Rachel McDermott Builds Strong Craft Brewery Business On Her Farm In Moreau

By Paul Post

While many people were at the beach or enjoying backyard barbecues, Rachel McDermott spent Fourth of July weekend harvesting barley for her new craft brewery.

Ninety percent of Dancing Grain Brewery’s ingredients are raised in fields surrounding the farm-based business, located at 180 Old West Road in Moreau, just south of Northway Exit 17.

“This is all hand-selected intentionally to give you something you can’t get somewhere else, from people who have painstakingly suffered all the trials and tribulations to make it possible,” McDermott said. “I want to grow really good crops. I want to share that story with people who come here to enjoy good beer. This is the first brewery I know of where a grain farm is taking on this production aspect of beer.”

Raised in Schaghticoke on her family’s West Wind Ag farm, McDermott studied applied economics and management at Cornell University en route to an exciting investment banker’s career with firms in Houston and New York City.

But upon turning 30, she took inventory of her life’s goals and gave it all up to come back home and help out on the farm.

Quite simply, the long hours, stress and city’s expensive cost of living weren’t worth it.

In 2017, McDermott started a small specialty grains program at her family’s farm. Two years later, she and her family started taking steps toward creating their own farm brewery.

“I’m always looking at things to see how can you take what you do and make more money from it,” McDermott said. “We had tractors, planters, harvesters. I said, ‘Let’s take all the stuff you’ve invested in over the years and make it work for you’.”

Her vision came to fruition in mid-August when Dancing Grain Brewery began welcoming its first customers. In the evening, patrons sit outside and relax, looking westward as the sun dips out of sight over the picturesque Palmertown Range.

Initially, plans called for a 10-barrel brewing system, but it quickly became apparent it would take up too much space and limit the variety of beers that could be made.

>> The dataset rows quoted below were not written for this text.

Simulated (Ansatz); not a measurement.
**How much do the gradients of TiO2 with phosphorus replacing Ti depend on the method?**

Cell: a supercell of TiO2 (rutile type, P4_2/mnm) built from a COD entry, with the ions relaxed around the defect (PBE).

“So we have a 3.5-barrel brew system and eight fermenters instead of four, which means we can really pump out a variety of beer,” McDermott said. “A lot of what we do is somewhat experimental. We want to push the boundaries, we want people to think of beer less as an IPA and more about the malt. The fact of the matter is, you can make beer without hops. You cannot make beer without malt. So we want to have more of a malt-forward brewery because we want to highlight the ingredients we grow.”

Malt-forward means that malted grains are the leading flavor contributor, as opposed to hops or yeast. With a malty beer, people can expect a range of malt-derived flavors, everything from bread, biscuit and toast to nutty toffee, caramel, coffee or chocolate.

At present, grains raised on-site are sent to a malt house, but McDermott would eventually like to make this part of the operation, too.

“I never worked in a bar, but now I’m running a taproom,” she said. “We’re going to do some lagers, some Belgian-styles and porters. Another goal is to do two fruited sours a month. Instead of having a list of 10 IPAs, we’re going to keep rolling out these different fruited sours.”

James Dowell is the head brewer.

McDermott owns Dancing Grain with minority partners Bert and Christian Weber, a father-and-son duo whose Common Roots Brewery in South Glens Falls has grown over the past few years. The Webers have been willing to share their experience and advice to help McDermott avoid costly and time-consuming mistakes.

Instead of viewing Dancing Grain Brewery as a competitor, they see it as providing critical mass that helps their business by attracting visitors to a “beer corridor” connecting numerous small breweries from Saratoga Springs to Lake George.

Spurred in part by state legislation that makes it easier to own and operate such businesses, the industry has boomed throughout New York in recent years.

Empire State Development says New York is now number two in the country for most breweries, more than 460, and that beer made in New York has a $5.4 billion total economic impact.

McDermott said she’s spent much of her investment banking career savings, about $500,000, to get Dancing Grain Brewery started.

Commuting from Schaghticoke took too much time each day, so McDermott and her husband, Sean, bought a camper and moved to the Moreau property with her son in order to get work done.

And early this year, a friend and fellow Cornell alum, Amy Del Prado, provided  help by letting the world know about Dancing Grain Brewery on social media. So when doors first opened, McDermott was overwhelmed by the response.

“We weren’t initially prepared for the turnout,” she said. “It was like, ‘Oh my god, this is great, now I’m terrified. How do I manage this?’ There was a lot of pivoting and changing taking place.”

All Dancing Grain beer is sold on tap at the brewery.

“We don’t distribute our beer at this point, I don’t know if we ever will,” McDermott said. “It’s really important that people come here because every dollar spent here goes back into this place. We have more to do. There are still some old structures on site and landscaping that can be done.”

West Wind Ag LLC owns the land Dancing Grain Brewery is situated on and her father and uncle, James and Bob Czub, do much of the physical farm work.

One surprising aspect that greets visitors, not found at most craft breweries, is the sound of children playing outside in the peaceful farming setting. “Younger parents in particular want to let kids run around in a safe place,” McDermott said. “At a restaurant, they might spend money on things kids don’t want to eat. We don’t serve food, but we let people bring food in. If you let people experience things the way they want to, they’re likely to stay. They’re likely to come back. But if you bring it in, you take it out. We’re not handling your trash.”

By next summer, McDermott hopes to make paths available through plots of grain where people can learn about malting barley, wheat, oats and rye. “It becomes informative and immersive, which is important, connecting to your supply chain. A lot goes into making beer, from fields to the glass. That’s what we want people to see. It’s really important to us.”